School Shooting at The Covenant School in Nashville, Tennessee

Photo+courtesy+of+NBC+News.

AP

Photo courtesy of NBC News.

On March 27, 2023, an armed assailant murdered six people at a small, Christian private school in the Green Hill neighborhood of Nashville, Tennessee after opening fire inside the building. 

The Covenant School was founded in 2001 as a ministry of the Covenant Presbyterian Church. Jim Bachmann, a former pastor at the church, reported to The New York Times that

the church began the school in part because worshipers were finding it difficult to enroll their children in other private schools in the area.

The Nashville Police received a call regarding an active shooter at The Covenant School, a Presbyterian elementary school, around 10:15 a.m. that Monday morning. Nearly fifteen minutes after that call was placed, the shooter was dead, authorities reported to the Associated Press. The remaining students were ferried to a safe location to be reunited with their distressed families.

The shooter was identified as Audrey E. Hale, a 28-year-old former student of the school. Hale was local to the downtown Nashville area and was additionally discovered as having been treated for an unrevealed emotional disorder. While the shooter’s gender identity is unclear, members of the police department told CNN that Hale was born a female, however, used “male pronouns” on social media. Authorities continue to work to answer questions about who Hale was and the true motive behind the school shooting. It is believed that the school and the church that it is affiliated with had been targets, not any person in particular. 

A suicide note, weapons, and ammunition belonging to the Nashville school shooter were found by officers searching the attacker’s home, officials reported. The Nashville police released a list of forty-seven items and groups of items that they found belonging to the shooter, including several journals, two shotguns, cellphones, and laptops. The officers also found “3 folders, 19 journals,” including “firearms courses” and “school shootings” in parentheses near the entry, according to the search warrant published by NBC News. Hale also compiled a handwritten diagram of the school, along with a drawing of how it could be entered. In writings found in the car driven to the school and at the family’s home, police came across evidence that the shooter had planned the attack for months and studied “the actions of other mass murderers,” the Nashville Police reported to The New York Times. It appears as though the shooter had planned the attack months prior.

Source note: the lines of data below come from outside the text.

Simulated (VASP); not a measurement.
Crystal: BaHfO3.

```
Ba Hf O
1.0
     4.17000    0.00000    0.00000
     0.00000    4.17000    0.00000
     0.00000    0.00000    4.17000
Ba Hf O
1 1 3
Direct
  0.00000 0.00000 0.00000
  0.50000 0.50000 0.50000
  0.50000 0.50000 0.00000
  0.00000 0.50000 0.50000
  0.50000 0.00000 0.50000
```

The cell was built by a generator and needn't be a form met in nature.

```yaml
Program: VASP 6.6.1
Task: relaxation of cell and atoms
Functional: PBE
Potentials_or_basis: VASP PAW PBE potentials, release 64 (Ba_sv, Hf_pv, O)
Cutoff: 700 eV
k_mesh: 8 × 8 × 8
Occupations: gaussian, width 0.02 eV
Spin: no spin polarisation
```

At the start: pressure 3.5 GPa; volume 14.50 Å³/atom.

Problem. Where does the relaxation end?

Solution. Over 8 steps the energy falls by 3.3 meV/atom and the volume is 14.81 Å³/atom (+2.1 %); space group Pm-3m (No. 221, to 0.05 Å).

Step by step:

Soundless surveillance footage released the night of the fatal shooting captured Hale parking a car outside of the school and then proceeding to fire through two sets of doors, shattering panes of glass and allowing for entry into the school. With a weapon drawn, Hale could be seen walking through rooms and the halls of the school, at one point passing the children’s ministry. 

A six-minute video compilation of two officers’ body camera footage was released to the public the following day. The footage shows the officers racing through the school, past children’s artwork hanging on the walls, searching classrooms and bathrooms, and ultimately killing the shooter at 10:27 a.m. 

The police identified the six victims of the devastating school shooting as Hallie Scruggs, Evelyn Dieckhaus, and William Kinney, all nine years old; Mike Hill, 61, a school custodian; Cynthia Peak, 61, a substitute teacher; and Katherine Koonce, 60, the head of the school. 

Following the horrific shooting at the Covenant School, Tennessee citizens have vehemently expressed their beliefs in support of gun control. Hundreds had packed into the Tennessee Capitol ahead of floor sessions on the night of April 3, 2023. Many were parents who brought their young children. According to a report by The Washington Post, the crowd continuously chanted “What do we want? Gun control. When do we want it? Now!” Additionally, thousands of students, parents, caregivers and concerned Tennesseans marched to the state capitol the following week, demanding action to gun laws in response to the Covenant School shooting.

The shooting has also proven to be leaving a major impact on the Tennessee legislature as well. Governor Bill Lee announced that he would propose a measure to increase school security measures statewide and was open to the idea of considering something similar to red flag laws, which have been enacted in other states such as Florida. In the Tennessee budget proposal, Lee plans to ask for $30 million to expand the statewide homeland security network with 122 agents serving students at both public and private schools.